The day before the Moore, Okla., tornado, we sat huddled in the basement, rain and hail beating on the house we had just moved into 24 hours before. Tornado sirens screamed their terrifying warning into the thick, wet afternoon air while my husband read the Psalms aloud.
Normally a person who loves a good storm, I found myself more scared than usual with this one. Part of it was that it caught us off guard, in the middle of a move—we couldn’t find our shoes or a single flashlight before diving for shelter.
But I thought as I sat praying quietly holding onto the dog with one hand and various sweaty children with the other, this time was different. Instead of standing on the driveway scouting for funnels, I was sporting my own set of sweaty hands.
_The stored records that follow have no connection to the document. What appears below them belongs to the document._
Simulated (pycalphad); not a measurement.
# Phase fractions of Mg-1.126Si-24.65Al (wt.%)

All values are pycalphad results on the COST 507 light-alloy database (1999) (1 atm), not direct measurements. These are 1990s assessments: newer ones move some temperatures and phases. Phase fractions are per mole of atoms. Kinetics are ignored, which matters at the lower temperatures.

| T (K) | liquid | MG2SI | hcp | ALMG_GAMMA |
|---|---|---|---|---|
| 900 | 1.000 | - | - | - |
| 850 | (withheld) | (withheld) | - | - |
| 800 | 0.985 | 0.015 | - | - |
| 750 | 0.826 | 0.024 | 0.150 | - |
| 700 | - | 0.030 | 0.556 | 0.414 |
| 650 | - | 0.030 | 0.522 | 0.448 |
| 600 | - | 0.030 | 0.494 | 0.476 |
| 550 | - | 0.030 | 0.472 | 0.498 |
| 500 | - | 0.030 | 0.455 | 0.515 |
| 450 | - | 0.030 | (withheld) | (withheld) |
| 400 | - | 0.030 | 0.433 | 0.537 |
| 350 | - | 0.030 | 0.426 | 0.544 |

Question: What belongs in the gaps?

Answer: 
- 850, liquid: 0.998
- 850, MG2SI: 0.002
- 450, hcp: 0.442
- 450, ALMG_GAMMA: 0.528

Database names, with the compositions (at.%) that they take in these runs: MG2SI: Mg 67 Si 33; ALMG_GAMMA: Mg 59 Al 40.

Because this was “home,” you see. Not the rental we’d lived in the last five years. Not a transitory residence on the way to something bigger or better. The home we had just purchased was the answer to years of praying for roots and community and belonging. For us, it signified all of these things, but most of all it signified permanence. No longer would this particular nomadic tribe wander. We would still ourselves, settle down, and commit to staying put.
As I write, we are braced for another set of storms due to hit in just a few hours. Again, “home” is threatened, and again I am scared. In just one week of living here, I have grown to love this house, and the children have bubbled over with plans for it—friends to fill its corners with laughter, lemonade stands to put out front, hymn-sings to have, food to share.
Tucked into Tornado Alley as we are, torrential weather and twisters are inevitable. No matter where you live, it seems we are all in one path of destruction or another. But we are also in the path of mercy, and I would be remiss to forget that.
This time the storm shelter is stocked: batteries, Peanut M&M’s, jugs of water, and, yes, our shoes and flashlights. This time, I will also bring with me a slim volume by John Chrysostom in which he seems to write directly to those of us facing severe spring weather:
“Some people see the houses in which they live as their kingdom; and although in their minds, they know that death will one day force them to leave, in their hearts they feel they will stay forever. They imagine that they can find peace and security by owning a house whose walls and roof will last for many generations. … We, by contrast, know that we are only temporary guests on earth. We recognize that the houses in which we live serve only as hostels on the road to eternal life. We do not seek peace or security from the material walls around us or the roof above our heads. Rather, we want to surround ourselves with a wall of divine grace; and we look upward to heaven as our roof.”